NYC, Ep. 16
July 30, 2009—Just about everyone who attended Literary Death Match NYC, Ep. 16 stood together afterward in the little restaurant-room at the front of the Bowery Poetry Club and agreed: Episode 16 was a readymade classic. In the end, a special sort of frenzy pervaded the parting crowd as maniac-poet Abraham Smith made his way out, having crushed (squeezed?) his opponent Donald Breckenridge in a lunatic lemonade-making finale. Episode 16 was not an LDM to have missed, and if the lingering crowd was any indication, it won't soon be forgotten.

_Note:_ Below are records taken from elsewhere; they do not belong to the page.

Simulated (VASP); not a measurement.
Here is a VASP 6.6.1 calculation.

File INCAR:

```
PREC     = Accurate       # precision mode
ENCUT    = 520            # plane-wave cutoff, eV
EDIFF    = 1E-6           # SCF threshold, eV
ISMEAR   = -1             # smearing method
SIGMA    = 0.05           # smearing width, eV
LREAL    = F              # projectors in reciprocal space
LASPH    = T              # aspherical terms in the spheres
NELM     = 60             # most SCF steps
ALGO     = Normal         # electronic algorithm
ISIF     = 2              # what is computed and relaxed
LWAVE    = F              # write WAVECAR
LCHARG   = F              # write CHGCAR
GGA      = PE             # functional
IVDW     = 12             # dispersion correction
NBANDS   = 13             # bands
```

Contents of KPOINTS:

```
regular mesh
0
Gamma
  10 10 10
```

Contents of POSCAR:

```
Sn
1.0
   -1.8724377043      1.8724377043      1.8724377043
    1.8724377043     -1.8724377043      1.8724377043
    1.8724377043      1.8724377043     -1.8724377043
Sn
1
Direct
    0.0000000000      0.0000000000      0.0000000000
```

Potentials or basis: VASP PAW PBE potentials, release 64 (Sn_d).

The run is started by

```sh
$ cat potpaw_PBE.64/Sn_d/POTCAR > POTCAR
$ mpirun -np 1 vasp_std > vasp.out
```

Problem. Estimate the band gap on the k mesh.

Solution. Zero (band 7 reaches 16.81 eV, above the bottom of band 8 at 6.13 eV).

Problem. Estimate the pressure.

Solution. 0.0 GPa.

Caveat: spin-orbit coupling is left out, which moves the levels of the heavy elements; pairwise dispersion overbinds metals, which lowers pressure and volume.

In the first round, Gigantic's Yuka Igarashi competed against Donald Breckenridge of the Brooklyn Rail. Igarashi read two pert, character-driven stories, which drew rounds of nervous laughter from the audience. Her offbeat, amusing short-shorts hung on her petite frame perfectly as she modeled the stark aesthetic of Gigantic's first issue. And, as performance judge (and celebrity columnist) Michael Musto pointed out, her outfit was also well coordinated, and he was a particular fan of her shoes. Next, Breckenridge, literary-looking and natty in his own right, read the first chapter or so of his new novel, YOU ARE HERE. His rich and inviting performance contrasted beautifully with the jarring, layered element of his prose, which the judges—Musto along with Brant Rumble of Scribner and comedian Bob Powers (The Terrible Horrible Temp-To-Perm Debacle)—appreciated: Donald emerged as the champion of Round 1.
Yuka Igarashi read at Literary Death Match NYC, Ep. 16 from Opium Magazine on Vimeo.
LDM NYC, Ep. 16: Powers judges Igarashi from Opium Magazine on Vimeo.
Round two pitted Abraham Smith of Spinning Jenny against Luke Dempsey, who represented Bloomsbury, USA. First was Smith—wearing a day-glo baseball cap and some kind of crazy Carhartts, speaking in weird, whinnying tongues, and bouncing rhythmically on the balls of his feet—who recited an indeterminate number of looping and lyrical poems. His performance left the audience titillated and caused Dempsey to acknowledge Smith's "genius" onstage, in an unprecedented display of LDM sportsmanship, before carrying on with his own reading. Which turned out to be equally as electrifying: soothed by the up-and-down timbres of Dempsey’s British baritone, his eight-minute narrative managed to incorporate a multi-tiered Oedipal melodrama, a partial-viewing of the best pornography in Birmingham, Britian in 1991 (on VHS!), a gross equine whiff, and many direct analogies between erections and sporting equipment. Ultimately, the judges chose Smith to proceed to the finals, partly for fear, they admitted, of being killed by the eccentric scribe if they did otherwise.
Abraham Smith at Literary Death Match NYC, Ep. 16 from Opium Magazine on Vimeo.
The finale brought Breckenridge and Smith into direct—and sticky—competition as they each tried to craft a fresh-squeezed lemonade from raw ingredients onstage, which experts from the audience taste-tested. After the authors stirred and sipped for two minutes, a three-person volunteer panel voted narrowly for Abraham Smith's beverage 2-1, propelling him to victory in what, moments later, was being called the best NYC LDM in recent memory.